Make monolithic jar slimmer

Review Request #3133 — Created Nov. 16, 2015 and submitted

peiyu
pants
peiyuwang:peiyu/make-fat-jar-optional2
2577
73411e9...
pants-reviews
fkorotkov, gmalmquist, jsirois, patricklaw, stuhood, zundel

Monolithic jar does not scale, even with --no-deployjar that excludes external
jars, internal dependencies can still be large. In Twitter we saw a few hundred
Mbytes jars to transfer, for remote offices this is more painful. Breaking into
smaller jars can also benefit hadoop folks to better utilize their caching layer [1]

This review makes --no-deployjar no longer bundle internal libraries, instead,
make them symlinks under libs like we do for 3rdparty, the links will go to those
jars under .pants.d, symlinks will have stable names, those stable names are used
as archive contents, they are also to be embeded as the Manifest's Class-Path
attribute.

Current --no-deployjar

app-bundle.jar // this can be large
libs/
libs/3rdparty-x.jar
libs/3rdparty-others.jar

New --no-deployjar

app-bundle.jar // this only sets Class-Path + other Manifest entries
libs/
libs/3rdparty-x.jar
libs/3rdparty-other.jar
libs/internal-library-a.jar // symlinks to .pants.d, unless it's shaded
libs/internal-library-other.jar

---deployjar will remain as is.

[1] Hadoop use case is they use SharedCache distribute jars from HDFS. They have
a caching layer that does file checksums so if we break down into smaller jars
they will be able to transfer less.
http://www.slideshare.net/ctrezzo/hadoop-summit2015-yarnsharedcachev12

https://travis-ci.org/peiyuwang/pants/builds/91439042

  • 0
  • 0
  • 2
  • 3
  • 5
Description From Last Updated
  1. 
      
    1. yea, I can save this change by doing what previous test_shader_integration._bundle_and_run did, load the json returned and compare.

    2. Fixed.

  2. 
      
  1. 
      
  2. I think it would be more consistent to copy the inputs rather than symlinking in this case. Adding shading rules shouldn't change the layout of your bundle.

    1. yep, will do

    2. fixed now, shader makes copies so we are totoally safe.

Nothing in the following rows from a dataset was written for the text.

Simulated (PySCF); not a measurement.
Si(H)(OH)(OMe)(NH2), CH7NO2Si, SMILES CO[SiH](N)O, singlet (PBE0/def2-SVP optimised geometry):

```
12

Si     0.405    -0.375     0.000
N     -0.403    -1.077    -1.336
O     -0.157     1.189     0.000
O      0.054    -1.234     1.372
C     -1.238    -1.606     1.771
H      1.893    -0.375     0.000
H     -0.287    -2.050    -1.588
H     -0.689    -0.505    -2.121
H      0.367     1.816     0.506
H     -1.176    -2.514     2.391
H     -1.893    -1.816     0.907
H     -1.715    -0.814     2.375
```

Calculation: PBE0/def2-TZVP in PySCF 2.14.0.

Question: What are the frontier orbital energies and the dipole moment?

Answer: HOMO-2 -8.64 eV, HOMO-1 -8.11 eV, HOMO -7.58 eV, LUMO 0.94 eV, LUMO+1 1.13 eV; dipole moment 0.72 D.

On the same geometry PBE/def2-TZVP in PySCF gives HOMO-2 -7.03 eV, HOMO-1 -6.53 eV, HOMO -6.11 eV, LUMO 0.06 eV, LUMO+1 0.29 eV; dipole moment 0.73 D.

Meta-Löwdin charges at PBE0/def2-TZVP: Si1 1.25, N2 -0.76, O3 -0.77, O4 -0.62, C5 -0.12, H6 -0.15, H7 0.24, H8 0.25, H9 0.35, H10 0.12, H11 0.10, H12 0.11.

      Only difference is shader is run multiple times compared to before 1 for internal + number of external jars times.

  3. underscore/snake_case for variables

  4. snake_case

  5. ...the use of target_name here is weird... wish I'd noticed that in the original review.

    1. can you elaborate?

      target_name is used when address.spec_path is None which is for root level targets, seems reasonable to me

  6. "Avoid name collisions by ..."

  7. Please include a commented indicating why this is using an ordered map.

    1. no necessary any more, reverted by using json load and compare the returned map

  8. 
      
  1. In general LGTM. I looked over this to convince myself this isn't going to change square's use of deploying monolithic binaries using ./pants binary I'll leave the final approval to others who are already engaged.

  2. 
      
  1. Others have pointed out the style nits I would, and nothing in this looks particularly dangerous for 4sq's usage of ./pants bundle, but I'm confused about how this method helps with shipping around large binaries. Could you include a small, concrete example of how the structure between a bundle in the old way and a bundle in this new way would differ?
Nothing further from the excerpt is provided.